Opinion
48912.
ARGUED JANUARY 8, 1974.
DECIDED MARCH 7, 1974.
Zoning appeal. Clayton Superior Court. Before Judge Banke.
Albert B. Wallace, William R. L. Latson, for appellant.
Furman Smith, Jr., for appellees.
The plaintiffs on their own behalf and as the representatives of a class brought this action against 3 previous members of the Board of Commissioners of Clayton County, as well as the current Clayton County commissioners, and the Building Inspector of Clayton County. The trust of the complaint was that a certain tract of land had been rezoned in 1972 from agricultural use to multi-family use and that the zoning was invalid for certain stated reasons. Count 1 stated that the board violated certain provisions of the Georgia law which required that zoning matters be held at a time most convenient to the average working person in Clayton County. Count 2 set out at the hearing that because one of the commissioners was disqualified there was not a quorum present at such hearing and therefore the subsequent vote of December 13, 1972 was illegal and void. Count 3 set out that the action in rezoning was unreasonable, arbitrary and constituted an abuse of discretion. Count 4 set out that Section 9 of Georgia Laws 1949, p. 223 was unconstitutional and void. As amended this court set out that Section 10 of Georgia Laws 1957, pp. 420, 427 and 428, as amended by Georgia Laws 1959, pp. 335, 340; Georgia Laws 1968, p. 1409; and Georgia Laws 1969, pp. 735, 737 were unconstitutional and void.

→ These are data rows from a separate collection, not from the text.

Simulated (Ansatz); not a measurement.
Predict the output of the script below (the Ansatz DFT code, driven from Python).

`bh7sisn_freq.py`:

The complaint also set out that certain defendants are endeavoring to develop and take action on their respective tracts in accordance with the purported rezoning; that if permitted to do so the plaintiffs will suffer immediate and irrevocable harm from which they have no adequate remedy at law, and requested that the court enjoin the defendants from further proceedings. The complaint asked that the purported rezoning be canceled and set aside and that the property owners be enjoined from attempting to use the property for multi- family use, and that the building inspector be enjoined from issuing any building permit for such purposes.
After answers and defensive pleadings were duly filed by the various defendants, the case then came on for an interlocutory hearing in which affidavits by the defendants and the plaintiffs were introduced. The trial judge made various findings of fact at the close of the hearing and temporarily restrained and enjoined the issuance of a permit for the development or use of the land in question. The trial judge then entered a judgment which set out that Count 3 contained no grounds or proof to support relief under that ground; that as to Count 4 that the Clayton County zoning ordinance specified therein was neither void nor unconstitutional. The court then found that the rezoning application failed to meet the ordinance requirements as to a public hearing and that further action on the same was therefore void and without effect. The county building inspector was temporarily restrained and enjoined from issuing any building permit and the individuals interested in developing the land were restrained and enjoined from taking any action under the rezoning application. Appeal was taken to this court. Held:
Under Georgia Laws 1949, pp. 223, 230, and 1971, p. 3054, there is a means provided for an appeal from Clayton County zoning decisions and for subsequent appeal to the superior court and, if necessary, from the court's decision. The plaintiffs in this case did not choose to use the method specified in such law. (this law is substantially similar to Code Ann. Ch. 69-8 (Ga. L. 1946, p. 191, as amended)). Where a party has exhausted or, because of the invalidity urged, need not exhaust his administrative or legal remedies, a court of equity may grant relief. Toomey v. Norwood Realty Co., Inc., 211 Ga. 814, 818 ( 89 S.E.2d 265); Taylor v. Shetzen, 212 Ga. 101 (1 2) ( 90 S.E.2d 572).
It is clear that the relief which the plaintiff sought was granted by the court acting under its equitable jurisdiction to set aside or declare as void the ruling made by the County Commissioners of Clayton County, and to restrain enforcement of or action under such ruling. See McLennan v. Clarke, 230 Ga. 891 ( 199 S.E.2d 784). For this reason, we hold that the Supreme Court and not this court has jurisdiction of the appeal.
Appeal transferred to the Supreme Court. Bell, C. J., and Clark, J., concur.